KUALA LUMPUR: Big Blue Taxi Services founder Shamsubahrin Ismail has proposed that taxi providers follow his example in running the business to benefit drivers.
Speaking at a press conference at the Big Blue Taxi Services headquarters at Wisma Central here today, Shamsubahrin said he paid his taxi drivers a fixed salary of RM1,500 a month and a commission of 10% from their collected fares for the day.
“This can easily add up to RM3,000 a month for each taxi driver since, at minimum, a taxi driver can easily collect RM500 a day.”
He said while these drivers were serving their contracts, they did not have to pay for any maintenance or extra charges for petrol or gas as it would be borne by the company.
Taxi drivers who finish their five-year contract would be given ownership of the taxi.

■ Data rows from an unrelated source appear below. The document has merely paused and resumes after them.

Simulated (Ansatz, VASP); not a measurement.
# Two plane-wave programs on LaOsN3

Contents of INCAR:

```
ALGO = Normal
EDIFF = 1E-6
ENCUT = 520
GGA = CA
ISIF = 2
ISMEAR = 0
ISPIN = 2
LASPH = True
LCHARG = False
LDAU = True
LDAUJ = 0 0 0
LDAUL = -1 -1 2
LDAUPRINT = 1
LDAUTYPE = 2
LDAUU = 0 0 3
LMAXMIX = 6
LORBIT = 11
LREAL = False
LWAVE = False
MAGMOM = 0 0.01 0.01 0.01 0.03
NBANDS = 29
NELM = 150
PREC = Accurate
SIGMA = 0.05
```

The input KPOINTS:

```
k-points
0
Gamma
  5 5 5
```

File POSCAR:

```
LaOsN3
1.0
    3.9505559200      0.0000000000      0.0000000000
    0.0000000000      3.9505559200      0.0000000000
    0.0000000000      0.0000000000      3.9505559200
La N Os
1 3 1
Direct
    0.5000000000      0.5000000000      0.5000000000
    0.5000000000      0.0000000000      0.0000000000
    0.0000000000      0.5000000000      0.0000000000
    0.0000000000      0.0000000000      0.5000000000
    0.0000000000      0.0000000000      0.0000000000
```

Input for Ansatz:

“This will help ensure that taxi drivers perform well and ethically when on the job. Customers will also keep booking them because they like the driver.
“I teach my taxi drivers to be disciplined and to respect their customers.
“I tell them that if the customers have children with them, they should help the children into the taxi first.
“This is why customers like them and why they keep booking them. As a result, our income also increases.”
On another matter, Shamsubahrin said the money the Land Public Transport Commission (SPAD) planned to give to taxi drivers exiting the rental system could be put to better use if it was given to major taxi industry players in the country to supply more taxis instead.
He identified the major taxi providers as Naza Group Malaysia, Sunlight Taxi and Public Cab Sdn Bhd.
Shamsubahrin said in the past, 70% of drivers had failed to pay back their loans, which led to the loss of millions of ringgit.
“Where has that money gone? You have to remember that when the government gives money, it is the people’s money.”
Among the 11 initiatives in SPAD’s Taxi Industry Transformation Programme (TITP), approved by the Cabinet, qualified taxi drivers exiting the rental system will receive a cash grant of RM5,000 from the government to help them purchase a new vehicle.
Shamsubahrin claimed that TITP was not aimed at fixing the flaws in the current taxi industry, but was rather to clear the way to legalise ride-sharing services like Uber and Grab.
He claimed that initiatives that seemed to cater to taxi drivers were only to keep them complacent.
He added it was wrong to clear the way for Uber and Grab without first fixing problems in the current taxi industry.
“In Singapore, they have a very strong taxi industry and very strong Mercedes taxi industry. So they can allow Uber to do business in the country.
“I am not saying that we can never allow Uber, but hold it off for another two or three years to fix the issues in our current taxi industry first.”
Shamsubahrin said he had sent a letter to Prime Minister Najib Razak to meet and discuss the problems with the TITP and what should instead be implemented and enforced.
“If they go ahead with this plan, then the taxi industry will die. If the prime minister does not want to entertain the needs of the taxi drivers, then there’s nothing much we can do about it unless we change the government.
“We want to support Barisan Nasional and I, personally, want to support Najib. But if they don’t care about the industry, then what else are we supposed to do?”